I have tried to do some testing but I cannot get a definitive answer about what
works and what not, because there are so many variables. Also it doesn't fail
right away, but after 1h to 1.5h, so I've done fewer than a dozen tests
actually. I'm sorry that I can't be more precise.
The two PCs that I've got are an i3 4th-gen 2C4T with 8GB RAM, and an i7
4th-gen 2C4T with 16GB RAM. The database is stored in a 1TB USB3.0 SSD (which I
move between the two PCs). Either way, the only component that seems to make a
difference is the amount of RAM. They are physical machines (bare metal) and
not containers.
I'm running "fuseki-server" binary, downloaded from the binaries distribution,
"./fuseki-server --loc=database --port=7000 --localhost /query".

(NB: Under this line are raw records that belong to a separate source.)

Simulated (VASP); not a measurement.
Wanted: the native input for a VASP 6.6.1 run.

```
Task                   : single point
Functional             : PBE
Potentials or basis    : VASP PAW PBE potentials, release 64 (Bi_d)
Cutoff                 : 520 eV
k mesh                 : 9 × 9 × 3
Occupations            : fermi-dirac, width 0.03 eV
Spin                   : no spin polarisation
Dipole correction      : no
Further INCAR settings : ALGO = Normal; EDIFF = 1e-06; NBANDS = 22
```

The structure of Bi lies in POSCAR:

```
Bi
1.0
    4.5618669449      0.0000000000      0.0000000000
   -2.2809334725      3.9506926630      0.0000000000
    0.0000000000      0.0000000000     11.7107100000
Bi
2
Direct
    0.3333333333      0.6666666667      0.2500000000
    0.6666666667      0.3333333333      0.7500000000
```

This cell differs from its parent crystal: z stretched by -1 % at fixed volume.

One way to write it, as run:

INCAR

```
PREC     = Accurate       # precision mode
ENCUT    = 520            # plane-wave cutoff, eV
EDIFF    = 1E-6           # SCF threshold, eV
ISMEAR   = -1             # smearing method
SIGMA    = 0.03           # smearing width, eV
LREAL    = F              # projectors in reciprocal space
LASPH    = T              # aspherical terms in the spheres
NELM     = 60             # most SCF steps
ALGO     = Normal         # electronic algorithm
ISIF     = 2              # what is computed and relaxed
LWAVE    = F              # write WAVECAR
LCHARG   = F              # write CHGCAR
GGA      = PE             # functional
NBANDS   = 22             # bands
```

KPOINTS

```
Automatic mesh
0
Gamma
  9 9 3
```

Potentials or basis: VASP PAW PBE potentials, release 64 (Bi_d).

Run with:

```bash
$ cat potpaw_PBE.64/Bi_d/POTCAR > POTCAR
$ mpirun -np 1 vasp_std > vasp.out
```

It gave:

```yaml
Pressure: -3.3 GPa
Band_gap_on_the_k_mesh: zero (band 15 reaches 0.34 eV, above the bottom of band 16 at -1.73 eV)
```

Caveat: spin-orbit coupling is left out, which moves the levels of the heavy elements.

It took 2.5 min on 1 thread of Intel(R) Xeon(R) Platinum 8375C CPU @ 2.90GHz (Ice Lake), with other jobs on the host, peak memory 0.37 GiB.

I query Fuseki (4.8) over HTTP from a script that runs on the same PC. The
script uses <100MB of RAM. All queries are "read" (no writes) and actually very
basic. Either "DESCRIBE <node>" or "SELECT" that selects a node and follows a
couple of links 3 or 4 levels deep at most. Fuseki answers them very quickly,
<5ms, but occasionally it takes 50-100ms or rarely a couple of seconds
(probably because of garbage collection?). The queries are always the same, run
over and over across the dataset. The dataset contains approximately 200K
nodes, 2.5M triples, 4GB disk size. Most nodes have, among their properties, 3
that contain long strings, approximately 20KB-50KB combined, per node. I don't
query those properties directly, but when I "DESCRIBE" a node they are
retrieved. Fuseki is very fast, but these strings may contribute to the high
memory load (I'm only guessing). I cannot identify any particular query as the
offender, since it's the same bunch of queries run over and over at max speed
(ie. one after the other with no wait time). It's pretty much the same amount
of work for every query, and it works perfectly fine until it consumes all the
RAM and SWAP.
The only configuration that worked for me (ie. it completed the job) is -Xmx4G
and no parallelism at all (one request after the other in series) on 16GB of
RAM (it used up all the RAM available). It seems strange to me that it needs so
much RAM even when all the requests are serialized. Querying in parallel with
16 or 32 threads doesn't seem to make much of a difference to Fuseki, other
than the even higher memory consumption (Fuseki answers all queries very
quickly in milliseconds, until it runs out of memory).
The memory growth is not instantaneous, and is not linear. I can see RAM usage
fluctuate by a 3-4GB range (for example between 3GB and 7GB). But the trend is
to use more and more memory. For example before crashing it would fluctuate
between 10GB and 15GB.
If I increase -Xmx over 4GB, Fuseki is eventually OOM killed by the kernel.
Below 4GB, Fuseki crashes with a heap error like this (both cases fail well
after 1h of work):
10:03:21 WARN QueuedThreadPool :: Job failed
java.lang.OutOfMemoryError: Java heap space
10:03:21 WARN Fuseki :: [152378] RC = 500 : Java heap space: failed
reallocation of scalar replaced objects
java.lang.OutOfMemoryError: Java heap space: failed reallocation of scalar
replaced objects
10:03:21 INFO Fuseki :: [152378] 500 Server Error (48.115 s)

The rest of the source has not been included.